Delivering business value through AI
AI is being used by every industry to achieve greater efficiencies, deliver more effective and affordable services, and enable better customer experiences. There are thousands of examples of the success and growth it has enabled.
Across all industries ranging from healthcare, education, government, charities, and telecommunications to media, retail, travel and tourism, transportation and logistics, and manufacturing, AI has been embedded into processes, systems, and procedures to add genuine business value.
Caveat emptor
The positive impact AI has and will continue to have on businesses, society and government is well understood. However, alongside the positives there is a stream of negative headlines voicing concerns about AI. Words and phrases used to preface AI, such as ‘out of control’, ‘deepfakes’’, ‘misinformation’, and ‘manipulation’, to name a few, are eroding trust.
This has been a wake-up call to organizations. They are now well aware that whilst the benefits of AI are numerous, without the correct human oversight, control, and partnership with an experienced service provider with the required technical, knowledge management, and security, compliance and risk expertise, they will be open to the possibility of serious reputational damage, and an erosion in brand trust.
Humans allow AI to be the instrument that damages
At the start of this month (January 2025), AI was once more the subject of a negative headline. Apple’s AI feature that summarizes news articles, launched with much fanfare in October last year (2024), as Apple Intelligence, came in for serious criticism and calls for market withdrawal after a series of errors. A few weeks later, (January 17th) Apple took the decision, after calls from news outlets and journalist unions, to remove the feature. Humans released it and humans rescinded it.
AI is not ‘out of control’ it just hasn’t been implemented with controls
Using generative AI to summarize breaking news, and BBC content as the source, Apple Intelligence was accused of spreading highly inaccurate information. The headlines generated by Apple Intelligence were very plainly wrong, causing reputational damage to the BBC and to the journalist who had written the original, and correct news item. Apple’s news summarization feature seems to be reimagining some news articles, turning them into misinformation, and sharing them to appear as source text from the original outlets.
The BBC is not the only news outlet to have had its news misinterpreted by Apple Intelligence. This has caused, as the organisations themselves have said, “significant reputational damage”. Apple Intelligence sent alerts, summarising The New York Times, that spread false claims about arrests (that didn’t happen), and inaccurate summaries about events.
Sky News and The Washington Post have also been named as organizations that have had their correctly reported news summarized into headlines by Apple Intelligence that are misleading and inaccurate. The BBC has issued a formal complaint to Apple, citing instances of Apple Intelligence generated headline summaries, ranging from claims a man had shot himself (he hadn’t) to the winner of a sports event before it had taken place.
In-control of AI
Technologically advanced, sophisticated, context aware, inbuilt guardrails, controllable and verifiable knowledge management, secure, compliant, and governed. These are the standard features of a modern conversational AI platform that enables ‘in-control AI’.

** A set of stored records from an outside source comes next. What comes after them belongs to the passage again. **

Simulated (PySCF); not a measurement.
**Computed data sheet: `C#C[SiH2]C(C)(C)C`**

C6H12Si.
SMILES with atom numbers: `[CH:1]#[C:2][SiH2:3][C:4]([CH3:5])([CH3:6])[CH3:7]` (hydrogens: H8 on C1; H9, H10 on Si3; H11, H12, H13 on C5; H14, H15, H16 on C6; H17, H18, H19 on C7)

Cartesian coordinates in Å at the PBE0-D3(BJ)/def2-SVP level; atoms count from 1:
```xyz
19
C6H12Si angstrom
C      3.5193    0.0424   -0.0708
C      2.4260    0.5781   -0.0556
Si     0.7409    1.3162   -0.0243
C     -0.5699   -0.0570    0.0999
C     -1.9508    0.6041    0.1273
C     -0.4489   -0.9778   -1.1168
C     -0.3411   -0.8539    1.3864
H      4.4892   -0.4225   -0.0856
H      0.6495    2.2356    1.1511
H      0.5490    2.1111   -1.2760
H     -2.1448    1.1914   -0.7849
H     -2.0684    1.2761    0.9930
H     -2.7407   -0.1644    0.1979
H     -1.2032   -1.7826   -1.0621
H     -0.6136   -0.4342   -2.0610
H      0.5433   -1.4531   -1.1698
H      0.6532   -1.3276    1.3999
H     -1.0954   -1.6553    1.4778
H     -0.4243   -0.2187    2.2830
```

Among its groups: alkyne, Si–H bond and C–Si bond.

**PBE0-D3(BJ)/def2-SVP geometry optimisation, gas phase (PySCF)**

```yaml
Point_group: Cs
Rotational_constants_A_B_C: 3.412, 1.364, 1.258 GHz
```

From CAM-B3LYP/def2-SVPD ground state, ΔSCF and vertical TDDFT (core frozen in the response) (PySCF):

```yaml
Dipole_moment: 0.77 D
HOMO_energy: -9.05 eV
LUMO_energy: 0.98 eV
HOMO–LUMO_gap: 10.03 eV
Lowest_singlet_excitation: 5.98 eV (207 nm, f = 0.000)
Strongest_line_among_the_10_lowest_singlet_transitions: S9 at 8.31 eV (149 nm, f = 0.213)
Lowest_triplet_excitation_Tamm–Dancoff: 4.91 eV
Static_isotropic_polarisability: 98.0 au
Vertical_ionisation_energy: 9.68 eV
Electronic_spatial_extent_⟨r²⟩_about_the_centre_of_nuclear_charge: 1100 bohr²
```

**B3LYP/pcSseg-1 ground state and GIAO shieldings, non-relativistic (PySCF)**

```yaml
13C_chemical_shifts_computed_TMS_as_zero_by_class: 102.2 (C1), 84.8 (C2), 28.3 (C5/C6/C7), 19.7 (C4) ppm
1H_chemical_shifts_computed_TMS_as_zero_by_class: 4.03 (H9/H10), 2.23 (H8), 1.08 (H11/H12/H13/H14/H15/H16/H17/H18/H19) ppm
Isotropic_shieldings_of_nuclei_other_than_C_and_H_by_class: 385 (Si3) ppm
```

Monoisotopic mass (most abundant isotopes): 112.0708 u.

Implementing AI as a strategic tool requires experience, expertise and understanding of the intricacies and complexity associated with large volumes of content from multiple sources and applications, knowledge management curation for contextual understanding, automated accuracy, due diligence and local and regional compliance.
The reputational damage stemming from misinformation, information that misleads customers, incorrect information, and fake information can be avoided. When the correct controls, protocols and procedures are automated through a conversational AI platform that acts as the singular management and orchestration center for an organization, summarization can be done correctly, and the output will be accurate.
Avoiding rogue, and wrong, contextual interpretation is possible when humans are in control of AI. AI can and should be ‘domesticated’ for purpose. It should not be used, without oversight, in the virtually ungovernable universe of the online world.
V-Studio
AI is here to stay and will forever more be part and parcel of content generation and sharing. This puts the moral and professional onus on organizations sharing this information to be in control and have oversight and ownership of the content shared on its behalf.
Trust between brands and their customers is only possible with accuracy, integrity, and consistency when it comes to information, conversations, and engagement. Creative Virtual’s award-winning V-Studio platform, gives organization control over the AI they use.
Human control over AI ensures they are managing and are fully accountable for their reputation. Each organization decides for themselves the risk appetite, compliance standards, and governance protocols to put in place around the use of generative AI and curated content that will safeguard their brand, their employees, and their customers.
AI needs human intelligence
AI should not be seen as a ‘bandwagon’ to be jumped on. Implementing it requires human intelligence and expertise. It will not be the great panacea to solve all business ills if it is rushed and implemented with a sticky tape and staple approach.
The flaws that threw up the incorrect Apple Intelligence news summarizations and forced organizations to call for its withdrawal are avoidable. AI, like humans, are fallible. But with humans in control, AI fallibility is reduced.
Every organization, whatever the industry, needs to seek out experienced, expert AI service providers who know more than just the technology. Unless organizations look to companies that have a multi-disciplinary approach to conversational AI – technology, knowledge management, risk, security, and compliance – AI will continue to be in the headlines for what has gone wrong. But there are many more rights than wrongs.
Organizations that want to fight the good fight do it with humans, and take a human approach to AI.